Manoj Srivastava wrote:
> Joey> That's why all debhelper scripts have a -v option, and an
> Joey> environment variable, to make them generate a listing of every
> Joey> single command they run (and this is prominently marked in the
> Joey> example rules files for debhelper).
> 	Heh. That takes care of one of my major objections to the
>  helper packages. The opacity of the helpers was a major
>  bugbear. Maybe it is time to install this and have another look. 

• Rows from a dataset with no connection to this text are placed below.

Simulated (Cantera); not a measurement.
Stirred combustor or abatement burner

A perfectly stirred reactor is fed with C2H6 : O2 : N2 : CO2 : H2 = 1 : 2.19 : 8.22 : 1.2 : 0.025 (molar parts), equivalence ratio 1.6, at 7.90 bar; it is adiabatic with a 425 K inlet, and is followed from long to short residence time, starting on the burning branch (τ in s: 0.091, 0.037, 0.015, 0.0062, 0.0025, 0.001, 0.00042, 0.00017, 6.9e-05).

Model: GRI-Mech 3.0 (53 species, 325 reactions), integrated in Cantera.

This has been in debhelper since v. 0.01. Funny you just found out about it
> >> Second objection: The way the helper scrips are coded, amke the
> >> package dependent on them; if a different version exists on a
> >> target machine, the package may not build
> Joey> Which is why I've introduced dh_checkversion, for those cases
> Joey> where you really need a specific version of debhelper.
> 	How often to the interfaces to the scripts change? Is there a
>  design document or something for them? (I have an uneasy feeling that
>  the scripts may just have evolved, rather than being formally
>  designed [nothing wrong with that -- most of my packages have evolved
>  too]).

With the exception of new features being added to the scripts (enabled by
new command line options), we've only had one major interface change so far,
and I was careful to make sure it didn't actually cause any trouble (nobody
used the old behavior).

Debhelper is basically a second generation tool. A lot of the functionality
first appeared in debstd. When I was designing debhelper, I took a long look
at debstd, and this gave me the perspecitve I needed to really do some hard
thinking and design debhelper. There has been a little bit of evolution since
then, but with the one above noted exception, it has all been backwards
compatable, and my design seems to have held up pretty well.

There's no official design document for the scripts, (though there is an
official programming interface to their backend library, so people can
easily write new scripts using it - I don't think that's what you're looking
for). However, each of the scripts has a simple, well documented
functionality (see their man pages), and the only thing that makes me change
their behavior is if policy changes. In that sense, the debian policy manual
is the design document. 

For example, dh_compress does one thing, and one thing only - ensures that all
files that policy says should be compressed, are.

> 	Yes, and in some ways, one should try to reduce these external
>  dependencies. Also, the problem with a multitude of scripts doing
>  little tasks is that one has to learn about all the scripts and the
>  arguments; (like learning a [simple] new language).

One good thing about the debhelper scripts is that they are quite consitent
in their interface. They all take the same options, the options all do the
same things. You still do need to learn the names of about 20 new programs
to use it, however. (Luckily, the names are quite self-explanitory... guess
what dh_installexamples does..)

> 	To counter that complexity is the fact that there is a  common
>  code base that can be debugged and made robust centrally; and can be
>  the before-the-fact arm of policy conformance code (lintian being the
>  after the fact arm)

I love lintian! It found two or three places debhelper violated policy, and
it validated that debhelper is otherwise very policy complient. Made me
quite happy. :-) Lintian is so much more important to debian than

> 	Mean               =  171 +/- 29.9454160294
> 	standard deviation = 123.468113293
>  Without the kernel/rules file:
> 	Mean               =  142.0625 +/- 8.20135596004
> 	standard deviation = 32.8054238401
> 	500 is a bit much, don't you think? These rules file do not
>  use any helper packages. I'd say that the correct figure should lie
>  somewhere in between 150 lines ad 500 lines. And some of that would
>  be required anyway.

Well, I assume your rules files are rather hand-crafted, right? I was
assumming the snippets were rather more general, which would tend to
increase their size at least two-fold, I'd think. Especially if they has
some sort of interface (ie, if they needed to parse command line arguments,
or parse config files in debian/).

Debhelper itself totals to about 1250 lines.

> 	However. I am unlikely to change unless there is a strong move
>  to link a helper package to policy enforcement (I like my rules files
>  well enough); 

Hmm, what are you getting at exactly?

> and unless I an convinced of significant benefit to the
> process. I do feel better about the helper packages than I used to.